Wednesday, November 20, 2019

No, your free will isn't zombified by digital advertisers

That's the ultimate philosophical takeaway from this long piece about the lack of effectiveness of online advertising.

It's snark-heavy, with a headline of "The new dot-com bubble is here: It's called online advertising."

But beyond snark, there are real points.

A key early point of Jesse Frederick and Maurits Martijn is that here, in the most dismal of the social sciences (advertising as part of economics), as in other sciences, correlation is not causation.

From there, we dive into some actual research, which the hand-wavers didn't.

Finding one? Paid company brand name keyword links? Bupkis.

We then move beyond that to:

The benchmarks that advertising companies use – intended to measure the number of clicks, sales and downloads that occur after an ad is viewed – are fundamentally misleading. None of these benchmarks distinguish between the selection effect (clicks, purchases and downloads that are happening anyway) and the advertising effect (clicks, purchases and downloads that would not have happened without ads).
Interesting.

And the authors go on to tsk-tsk best-selling pop philosopher Yuval Noah Hariri:
An essay by best-selling author Yuval Noah Harari on "the end of free will" exemplifies the genre:  according to the Israeli thinker, it’s only a matter of time before big data systems “understand humans much better than we understand ourselves."
Now, Harari may have been operating in part from a starting point of traditional social psychology, which talks about the "blind self" or similar, being a part of ourselves that others know better than we do.

And that's true.

But, that's people. 

Not algorithms based on selection bias. More on that? 

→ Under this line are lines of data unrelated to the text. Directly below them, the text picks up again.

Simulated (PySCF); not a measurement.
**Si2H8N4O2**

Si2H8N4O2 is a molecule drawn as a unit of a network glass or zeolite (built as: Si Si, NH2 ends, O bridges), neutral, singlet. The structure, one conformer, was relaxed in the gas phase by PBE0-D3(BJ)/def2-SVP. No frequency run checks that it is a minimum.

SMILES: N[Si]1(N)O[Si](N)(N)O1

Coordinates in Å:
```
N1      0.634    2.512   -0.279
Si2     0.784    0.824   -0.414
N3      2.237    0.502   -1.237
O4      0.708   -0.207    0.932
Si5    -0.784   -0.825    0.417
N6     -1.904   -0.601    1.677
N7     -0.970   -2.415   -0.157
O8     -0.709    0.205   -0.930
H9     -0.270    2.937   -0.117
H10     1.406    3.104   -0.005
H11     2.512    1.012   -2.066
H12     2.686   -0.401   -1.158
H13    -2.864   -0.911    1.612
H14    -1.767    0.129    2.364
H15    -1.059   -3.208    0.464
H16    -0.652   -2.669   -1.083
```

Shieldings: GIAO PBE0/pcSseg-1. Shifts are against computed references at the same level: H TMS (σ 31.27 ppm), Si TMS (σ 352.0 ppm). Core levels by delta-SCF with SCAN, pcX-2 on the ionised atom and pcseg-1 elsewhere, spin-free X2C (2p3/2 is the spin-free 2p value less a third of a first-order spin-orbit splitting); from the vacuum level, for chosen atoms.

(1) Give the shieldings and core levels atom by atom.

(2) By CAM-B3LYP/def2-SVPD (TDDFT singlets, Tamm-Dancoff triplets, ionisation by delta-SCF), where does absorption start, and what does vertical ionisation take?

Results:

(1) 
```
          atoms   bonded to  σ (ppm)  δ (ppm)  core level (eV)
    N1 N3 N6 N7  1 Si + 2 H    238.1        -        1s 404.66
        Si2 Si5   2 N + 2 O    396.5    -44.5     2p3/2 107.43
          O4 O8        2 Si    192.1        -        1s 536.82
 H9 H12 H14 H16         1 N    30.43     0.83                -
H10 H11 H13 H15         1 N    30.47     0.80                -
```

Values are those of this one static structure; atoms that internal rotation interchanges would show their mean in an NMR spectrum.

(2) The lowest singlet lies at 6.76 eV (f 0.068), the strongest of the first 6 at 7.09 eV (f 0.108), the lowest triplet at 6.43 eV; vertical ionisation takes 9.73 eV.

The authors talk further about "selection effects" (i.e., selection bias) vs "advertising effects." And they apply this to the Hucksterman Empire.
In seven of the 15 Facebook experiments, advertising effects without selection effects were so small as to be statistically indistinguishable from zero.
Well, that's pretty serious.

Because the target audience for a lot of ad sales is small, you have to run large sample sizes on testing before you can figure out if you've got something real. The audience for some new Max Factor lipstick is nothing like presidential polling. Rather, going the other way, the authors compare the rarity of many product needs to that of cystic fibrosis.

From here, the authors note that this also shows advertising can't manipulate people as much as digital advertisers claim.

In other words, you, I and Yuval Noah Harari can all relax. We still have something similar to free will. It may have some psychological constraints, but nothing more than those "nudges" above.